Israel Sentences Palestinian Woman over Hezbollah Contacts

YERUSHALAYIM (AP) —

An Israeli court on Sunday sentenced a Palestinian woman from east Yerushalayim to 30 months in prison, probation and a fine after she acknowledged aiding Lebanon’s Hezbollah terror group over several years.

As part of a plea bargain, Yasmine Jaber was convicted after she admitted to charges of association with a foreign agent, membership in a terrorist organization and other terror-related charges.

The charge sheet said that she was in contact with two Hezbollah agents on various social media platforms. She was invited by one of them to attend a conference on the Palestinian cause in Beirut. She traveled there in 2015 and again in 2016 in violation of Israeli law, and maintained contact with Hezbollah operatives over several years, it said.

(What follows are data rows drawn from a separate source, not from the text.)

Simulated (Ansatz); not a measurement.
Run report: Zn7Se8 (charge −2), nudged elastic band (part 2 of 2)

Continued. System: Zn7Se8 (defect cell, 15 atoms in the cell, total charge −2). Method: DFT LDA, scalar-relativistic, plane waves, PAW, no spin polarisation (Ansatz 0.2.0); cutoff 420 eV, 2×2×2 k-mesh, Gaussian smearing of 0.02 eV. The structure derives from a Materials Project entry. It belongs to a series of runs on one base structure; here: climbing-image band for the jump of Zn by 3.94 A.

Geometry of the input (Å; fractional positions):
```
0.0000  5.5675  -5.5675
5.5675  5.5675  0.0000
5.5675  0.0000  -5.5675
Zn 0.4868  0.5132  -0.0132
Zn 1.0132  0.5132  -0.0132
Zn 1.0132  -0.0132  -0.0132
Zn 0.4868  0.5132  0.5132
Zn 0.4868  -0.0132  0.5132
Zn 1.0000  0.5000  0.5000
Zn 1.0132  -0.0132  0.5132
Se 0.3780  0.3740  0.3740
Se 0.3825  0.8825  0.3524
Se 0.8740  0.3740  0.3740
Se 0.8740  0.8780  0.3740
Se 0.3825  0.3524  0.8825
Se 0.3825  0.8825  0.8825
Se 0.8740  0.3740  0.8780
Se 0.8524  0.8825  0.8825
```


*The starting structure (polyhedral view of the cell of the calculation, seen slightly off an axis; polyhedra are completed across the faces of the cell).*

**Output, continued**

The Yerushalayim District Court judge said in her ruling that she was handing down a relatively lenient sentence because Jaber acknowledged her actions, took responsibility and has no prior record. The court sentenced Jaber to 30 months in prison starting August 4, 12 months of probation and a 5,000-shekel ($1,500) fine.

In August 2020, the Shin Bet internal security service said Jaber was recruited by Hezbollah operatives at a conference in 2015 and asked to recruit others in east Yerushalayim. It said she traveled to Istanbul on a number of occasions to meet Hezbollah operatives and communicated with them via social media.

Her family issued a statement denying the allegations.